Friday, July 29, 2011

Yerusalem If I Forget You

I recently returned from a family trip to Israel where we spent almost three weeks traveling the country, visiting with family and my personal favorite, hanging out at the beach. Though I have been to Israel many times and have studied in Tel Aviv for six months I always end up having an experience that alters something inside of me. And this time was no different.

Midway through our trip we visited Jerusalem for a full day. When visiting this city of many millennia it is easy to see how it has captured the awe and imagination of centuries of Jewish, Christian and Muslim pilgrims. They come from afar to worship at their respective holy sites cramped right next to each other. Though the holiest place in Judaism, the Kotel (Western Wall), is situated only meters away from the second holiest place in Christianity, the Church of the Holy Seplucar, and the third holiest in Islam, al-Aqsa, they are separated by a gulf that spans miles.

Not only does this gap exist from religion to religion but within all three faiths, though not to the same degree. Each religion is divided into various subgroups that have the same fundamental tenets but differ in their traditions and observances. Why they become fractured varies across all three but Christianity and Islam have a long history of sectarian violence (wiki ‘sectarian violence’ for more detail) between their subgroups while Judaism has not had the same conflicts erupt between its denominations. This could be due to the fact that Conservative and Reform Judaism have only been around for a relatively short period of time or that discussion and arguments are encouraged, whereas in the other two religions, central authorities have the final say on religious dogma.

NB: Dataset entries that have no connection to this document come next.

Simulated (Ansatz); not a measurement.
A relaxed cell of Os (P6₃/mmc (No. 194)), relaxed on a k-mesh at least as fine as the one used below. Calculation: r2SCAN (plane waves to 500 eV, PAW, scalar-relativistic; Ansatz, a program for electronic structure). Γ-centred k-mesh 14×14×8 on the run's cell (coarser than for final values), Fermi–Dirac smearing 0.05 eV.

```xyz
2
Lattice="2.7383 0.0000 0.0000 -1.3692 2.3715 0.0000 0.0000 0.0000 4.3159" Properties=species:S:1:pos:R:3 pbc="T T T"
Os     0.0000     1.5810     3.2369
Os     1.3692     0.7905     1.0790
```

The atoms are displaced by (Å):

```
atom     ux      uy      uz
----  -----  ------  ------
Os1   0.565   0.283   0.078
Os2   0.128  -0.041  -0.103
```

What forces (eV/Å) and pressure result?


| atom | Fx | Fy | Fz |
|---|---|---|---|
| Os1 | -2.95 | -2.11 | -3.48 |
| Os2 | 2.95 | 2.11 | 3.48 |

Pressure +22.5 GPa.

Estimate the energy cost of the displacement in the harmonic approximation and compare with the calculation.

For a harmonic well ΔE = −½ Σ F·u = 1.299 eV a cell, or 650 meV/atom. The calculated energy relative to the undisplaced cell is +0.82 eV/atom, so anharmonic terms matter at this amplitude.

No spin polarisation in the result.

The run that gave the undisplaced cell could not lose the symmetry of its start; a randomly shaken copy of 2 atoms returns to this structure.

This all relates to my trip to Jerusalem for when I went to the Kotel I was approached by a man offering to assist me with leining tefilin. I politely declined wanting to experience the Kotel in my own way and not feeling the connection between prayer and commitment to my Judaism. He questioned me on why I would not partake in this ritual and we had a respectful discussion on religion, prayer, and intention during prayer. This was all well until an older orthodox rabbi from a Philadelphian suburb came over into the discussion. I respectfully listened to the points he was making (though unconvinced) and waited for my turn to respond. However, he did not give me a chance to voice my opinion and began cutting me off only after a few words. It is this stuck in the mud opinions that make it harder for compromise, unity and put off non-highly observant Jews from the religion.

But to make it worse he told my father that it was his sin for raising a son who would not put on tefilin. This bothered me the most for questioning and reasoning rather than blind obedience have been the traits that I have taken from my parents, religion and education.